Read the two abridged texts carefully and answer the questions that follow each text. Use your own words throughout as far as possible.

In the early part of the 20th century, there was intense competition between British, American, German and other shipping lines on the profitable1 trans-Atlantic route. This was a time when there was a great expansion of the number of emigrants leaving Europe for the USA. On the return voyage, as many as 100,000 disappointed Britons returned to the UK each year. Shipowners built bigger and bigger liners to try to capture a share of the lucrative market3.

In 1912, the White Star Line Liner, the Titanic left Southampton on her maiden voyage4 to New York via Cherbourg. The ship was twice as big as the largest ship then afloat. Its size was so impressive that one journalist described it as ‘an evil dream’ and ‘monstrous’. The Titanic had a gross tonnage of 46,328 tons. It was 882 feet long, 92 feet wide, and as high as an 11-storey building. It had a double bottom reaching to a height 7 feet above the keel. If water came through the outer hull, it would not get through the second ‘skin’ of the vessel. There were 15 watertight compartments, and the ship would float even if three compartments were breached5. Some people claimed that the liner was ‘practically unsinkable’. When the ship left Southampton it carried a total of 2,227 people: 1,320 passengers and 907 crew. It had twenty lifeboats and rafts—not enough for the full ship’s complement6 but in 1912 it was neither compulsory nor customary for ships to carry enough lifeboats for all the passengers and crew.

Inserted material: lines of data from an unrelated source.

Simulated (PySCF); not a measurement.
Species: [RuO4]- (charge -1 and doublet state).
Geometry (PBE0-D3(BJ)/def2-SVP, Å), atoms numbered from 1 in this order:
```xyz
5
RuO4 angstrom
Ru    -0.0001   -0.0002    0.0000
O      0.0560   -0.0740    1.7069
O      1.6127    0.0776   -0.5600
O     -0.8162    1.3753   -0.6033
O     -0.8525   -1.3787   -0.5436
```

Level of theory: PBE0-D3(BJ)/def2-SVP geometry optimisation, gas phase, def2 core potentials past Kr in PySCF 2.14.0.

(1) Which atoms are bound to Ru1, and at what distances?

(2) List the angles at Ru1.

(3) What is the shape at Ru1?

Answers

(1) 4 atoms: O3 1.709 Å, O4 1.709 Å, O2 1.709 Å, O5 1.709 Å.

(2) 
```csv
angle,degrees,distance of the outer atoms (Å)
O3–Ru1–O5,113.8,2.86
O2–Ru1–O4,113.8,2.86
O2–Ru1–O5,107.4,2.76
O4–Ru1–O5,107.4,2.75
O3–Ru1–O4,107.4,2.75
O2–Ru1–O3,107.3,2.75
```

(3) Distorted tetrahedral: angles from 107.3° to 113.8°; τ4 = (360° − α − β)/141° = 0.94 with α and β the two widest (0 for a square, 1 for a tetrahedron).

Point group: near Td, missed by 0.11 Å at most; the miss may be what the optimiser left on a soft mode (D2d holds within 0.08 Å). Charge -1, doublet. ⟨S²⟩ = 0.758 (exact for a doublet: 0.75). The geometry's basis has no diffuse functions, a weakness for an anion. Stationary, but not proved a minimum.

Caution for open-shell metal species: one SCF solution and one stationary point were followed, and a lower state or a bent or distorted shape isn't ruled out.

The Titanic was expected to cross the Atlantic in five days at a constant speed of 21 knots. On Sunday, 14 April. the liner was more than halfway across and travelling at 21–22 knots (about 25mph) although Captain Edward Smith had received several warnings from other ships of icebergs in the vicinity. A safe speed for sailing through icebergs was 3–4 knots. At 10 p.m., Fred Fleet commenced duty as a lookout in the crow’s nest of the liner. He was disgruntled because the usual binoculars were missing.

Then at about 11.40 p.m., he saw an iceberg dead ahead of the liner. He rang a warning handbell three times and telephoned the bridge, ‘Iceberg right ahead.’ First Officer Murdoch was on duty. He tried to change course to avoid the iceberg but the warning had come too late. The Titanic hit the 500,000-ton iceberg with a noise described by a member of the crew as like ‘tearing a strip of calico.’ The iceberg tore a 300-foot gash in the starboard side of the Titanic, breaching six watertight compartments above the top of the double bottom. Water poured into the huge hole and the ship was doomed.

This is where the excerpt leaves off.